To qualify for the Boston Marathon, a man aged 18 to 34 needs to run a marathon in 2:55:00 or faster, while a woman or non-binary runner in the same age group needs 3:25:00 or faster. These standards get more generous with age, adding five to ten minutes per age bracket. But hitting the official qualifying time is only half the battle: more runners qualify than there are spots available, so you typically need to beat your standard by several minutes to actually get in.
Every Qualifying Time by Age and Gender
The Boston Athletic Association (B.A.A.) sets qualifying standards for the 2026 and 2027 races across 11 age groups. Non-binary standards match the women’s standards across all age groups.
- 18–34: Men 2:55:00 / Women 3:25:00
- 35–39: Men 3:00:00 / Women 3:30:00
- 40–44: Men 3:05:00 / Women 3:35:00
- 45–49: Men 3:15:00 / Women 3:45:00
- 50–54: Men 3:20:00 / Women 3:50:00
- 55–59: Men 3:30:00 / Women 4:00:00
- 60–64: Men 3:50:00 / Women 4:20:00
- 65–69: Men 4:05:00 / Women 4:35:00
- 70–74: Men 4:20:00 / Women 4:50:00
- 75–79: Men 4:35:00 / Women 5:05:00
- 80 and older: Men 4:50:00 / Women 5:20:00
These times apply to the 2026 and 2027 Boston Marathon entry cycles. The B.A.A. occasionally adjusts standards, so always check the official site before planning your qualifying attempt.
Qualifying Doesn’t Guarantee Entry
This is the part that catches many runners off guard. For the 2025 Boston Marathon, 36,393 runners applied with valid qualifying times. The B.A.A. accepted 24,069 of them, leaving 12,324 qualified applicants on the outside looking in. That means roughly one in three people who hit the standard didn’t get a spot.

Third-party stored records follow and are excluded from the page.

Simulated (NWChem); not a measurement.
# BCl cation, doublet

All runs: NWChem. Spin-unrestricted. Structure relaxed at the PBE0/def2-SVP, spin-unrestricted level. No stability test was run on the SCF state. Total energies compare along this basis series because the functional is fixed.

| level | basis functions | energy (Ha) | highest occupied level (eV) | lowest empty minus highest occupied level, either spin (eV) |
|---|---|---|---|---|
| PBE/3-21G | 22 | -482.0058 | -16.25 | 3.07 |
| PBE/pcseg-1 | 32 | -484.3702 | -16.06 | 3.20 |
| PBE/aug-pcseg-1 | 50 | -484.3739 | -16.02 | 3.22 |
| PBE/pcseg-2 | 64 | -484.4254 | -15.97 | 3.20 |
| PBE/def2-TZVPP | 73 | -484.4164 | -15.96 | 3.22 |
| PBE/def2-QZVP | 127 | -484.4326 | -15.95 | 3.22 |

The B.A.A. ranks all applicants by how far under the qualifying standard they ran. Runners who beat their standard by the widest margin get accepted first, and the field fills from there until it’s full. In recent years, the effective cutoff has hovered around five to six minutes faster than the published standard, though it shifts from year to year depending on how many fast qualifiers apply. For the 2026 race, 33,267 applications came in during registration week, so the cutoff will again be well below the official standard.
The practical takeaway: if your goal is to actually run Boston, aim to beat your qualifying time by at least five minutes. Beating it by seven or more gives you a comfortable cushion.
How Your Time Is Measured
The B.A.A. uses net time (also called chip time) for qualification purposes. That’s the clock from when you cross the start line to when you cross the finish, not the clock from when the starting gun fires. This matters because in large marathons, it can take several minutes to reach the start line after the gun goes off. Your chip time is what counts.
Your qualifying race also needs to be a certified marathon on a legitimate course. The B.A.A. verifies every qualifying time submitted, and the race must meet standard course measurement criteria. Downhill-heavy courses or unofficial events won’t count. Most major city marathons and well-established regional races qualify without issue.
Which Age Group You Fall Into
Your age group is based on your age on the day of the Boston Marathon, not the day you ran your qualifying race. This is an important distinction if you’re close to an age-group boundary. For example, if you’re 34 when you run your qualifier but will turn 35 before Boston Marathon day, you’d be placed in the 35–39 group, which gives you a more generous standard of 3:00:00 for men or 3:30:00 for women instead of the 18–34 times. Planning your qualifying attempt around an upcoming birthday can work in your favor.
When and Where to Register
Registration for the 2026 Boston Marathon took place September 8–12, 2025 through the B.A.A.’s online platform, Athletes’ Village. The B.A.A. opens a single registration window each year, typically in September, for the following April’s race. You submit your qualifying time, and the B.A.A. processes all applications after registration closes, ranking everyone by their margin under the standard before sending acceptance or rejection notices.
There’s no advantage to registering on the first day versus the last day of the window. All applications received during the registration period are treated equally and ranked together. What matters is your time, not when you clicked “submit.”
How Fast Runners Actually Need to Be
The published qualifying standard is best understood as the minimum threshold to apply, not the time that gets you in. For a 30-year-old man, the standard is 2:55:00, but in competitive years the effective entry time has been closer to 2:49:00 or 2:50:00. For a 30-year-old woman, the 3:25:00 standard has functionally been closer to 3:19:00 or 3:20:00.
If you’re training for a Boston qualifier, build your race plan around a time that’s at least five minutes faster than your age and gender standard. That buffer protects you from the reality that demand consistently outstrips supply, with roughly 33,000 applicants competing for around 24,000 qualifier spots in the most recent cycle.